I also create a function assign_to_range() to take a particular income value and return the (text description of the) range in which that income falls.

assign_to_range <- function(x) {
  ifelse(x < 10000,  "Less than $10,000",
  ifelse(x < 15000,  "$10,000 to $14,999",
  ifelse(x < 20000,  "$15,000 to $19,999",
  ifelse(x < 25000,  "$20,000 to $24,999",
  ifelse(x < 30000,  "$25,000 to $29,999",
  ifelse(x < 35000,  "$30,000 to $34,999",
  ifelse(x < 40000,  "$35,000 to $39,999",
  ifelse(x < 45000,  "$40,000 to $44,999",
  ifelse(x < 50000,  "$45,000 to $49,999",
  ifelse(x < 60000,  "$50,000 to $59,999",
  ifelse(x < 75000,  "$60,000 to $74,999",
  ifelse(x < 100000, "$75,000 to $99,999",
  ifelse(x < 125000, "$100,000 to $124,999",
  ifelse(x < 150000, "$125,000 to $149,999",
  ifelse(x < 175000, "$150,000 to $199,999",
  "$200,000 or more"
  )))))))))))))))
}

Finally, I define a function weighted_median to compute the weighted median of vehicle prices weighted by the number of vehicle models sold at each price. (See the References section for the source of the code for this function.) For example, if one vehicle of a given model were sold at a price of $20,000, 9 units of a second vehicle model sold at a price of $50,000, and one other vehicle of a third model sold at a price of $100,000, the weighted median price would be the same as the median value of the data values {20000, 50000, 50000, 50000, 50000, 50000, 50000, 50000, 50000, 50000, 100000}, or $50,000.

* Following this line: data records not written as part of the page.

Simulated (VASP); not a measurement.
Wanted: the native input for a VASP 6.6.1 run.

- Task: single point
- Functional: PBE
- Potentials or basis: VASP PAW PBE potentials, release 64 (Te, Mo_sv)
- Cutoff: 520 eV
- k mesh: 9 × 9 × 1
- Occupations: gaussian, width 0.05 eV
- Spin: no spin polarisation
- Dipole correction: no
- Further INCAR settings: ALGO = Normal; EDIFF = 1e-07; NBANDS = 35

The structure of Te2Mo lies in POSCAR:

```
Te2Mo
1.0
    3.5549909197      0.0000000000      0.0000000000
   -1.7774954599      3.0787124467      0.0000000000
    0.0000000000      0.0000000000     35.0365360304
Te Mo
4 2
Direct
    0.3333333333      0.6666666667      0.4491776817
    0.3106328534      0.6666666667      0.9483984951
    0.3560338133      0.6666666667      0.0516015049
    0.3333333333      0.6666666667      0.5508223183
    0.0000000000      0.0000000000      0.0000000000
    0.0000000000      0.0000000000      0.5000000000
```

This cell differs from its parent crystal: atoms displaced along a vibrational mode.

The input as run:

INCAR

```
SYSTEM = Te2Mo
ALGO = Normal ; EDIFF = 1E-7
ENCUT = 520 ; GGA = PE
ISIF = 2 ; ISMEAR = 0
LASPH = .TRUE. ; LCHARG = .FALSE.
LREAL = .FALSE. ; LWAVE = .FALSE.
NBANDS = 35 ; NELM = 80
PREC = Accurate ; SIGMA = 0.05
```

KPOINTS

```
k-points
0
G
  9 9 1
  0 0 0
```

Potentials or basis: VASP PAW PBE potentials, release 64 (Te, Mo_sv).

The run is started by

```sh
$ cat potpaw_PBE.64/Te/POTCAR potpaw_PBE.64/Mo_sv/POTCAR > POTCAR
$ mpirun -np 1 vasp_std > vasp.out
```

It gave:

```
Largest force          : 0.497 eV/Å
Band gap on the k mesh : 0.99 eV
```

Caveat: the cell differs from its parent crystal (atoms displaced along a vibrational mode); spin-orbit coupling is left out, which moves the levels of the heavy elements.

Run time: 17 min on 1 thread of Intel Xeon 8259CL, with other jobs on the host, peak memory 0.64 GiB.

weighted_quantile <- function(x, w, probs=seq(0,1,0.25), na.rm=TRUE) {
  x <- as.numeric(as.vector(x))
  w <- as.numeric(as.vector(w))
  if(anyNA(x) || anyNA(w)) {
    ok <- !(is.na(x) | is.na(w))
    x <- x[ok]
    w <- w[ok]
  }
  stopifnot(all(w >= 0))
  if(all(w == 0)) stop("All weights are zero", call.=FALSE)
  #'
  oo <- order(x)
  x <- x[oo]
  w <- w[oo]
  Fx <- cumsum(w)/sum(w)
  #'
  result <- numeric(length(probs))
  for(i in seq_along(result)) {
    p <- probs[i]
    lefties <- which(Fx <= p)
    if(length(lefties) == 0) {
      result[i] <- x[1]
    } else {
      left <- max(lefties)
      result[i] <- x[left]
      if(Fx[left] < p && left < length(x)) {
        right <- left+1
        y <- x[left] + (x[right]-x[left]) * (p-Fx[left])/(Fx[right]-Fx[left])
        if(is.finite(y)) result[i] <- y
      }
    }
  }
  names(result) <- paste0(format(100 * probs, trim = TRUE), "%")
  return(result)
}

weighted_median <- function(x, w, na.rm=TRUE) {
  unname(weighted_quantile(x, probs=0.5, w=w, na.rm=na.rm))
}

Analysis

I do analyses to answer the following questions:

Defining an affordability criterion for new vehicles

I want to get a sense for what price vehicle is affordable to a household with a given income. My goal is to come up with a measure analogous to that used in housing affordability discussions. In those discussions people use 30% of household income as a criterion of affordability for renters: anyone spending more than that for rent is assumed to be “rental cost burdened”.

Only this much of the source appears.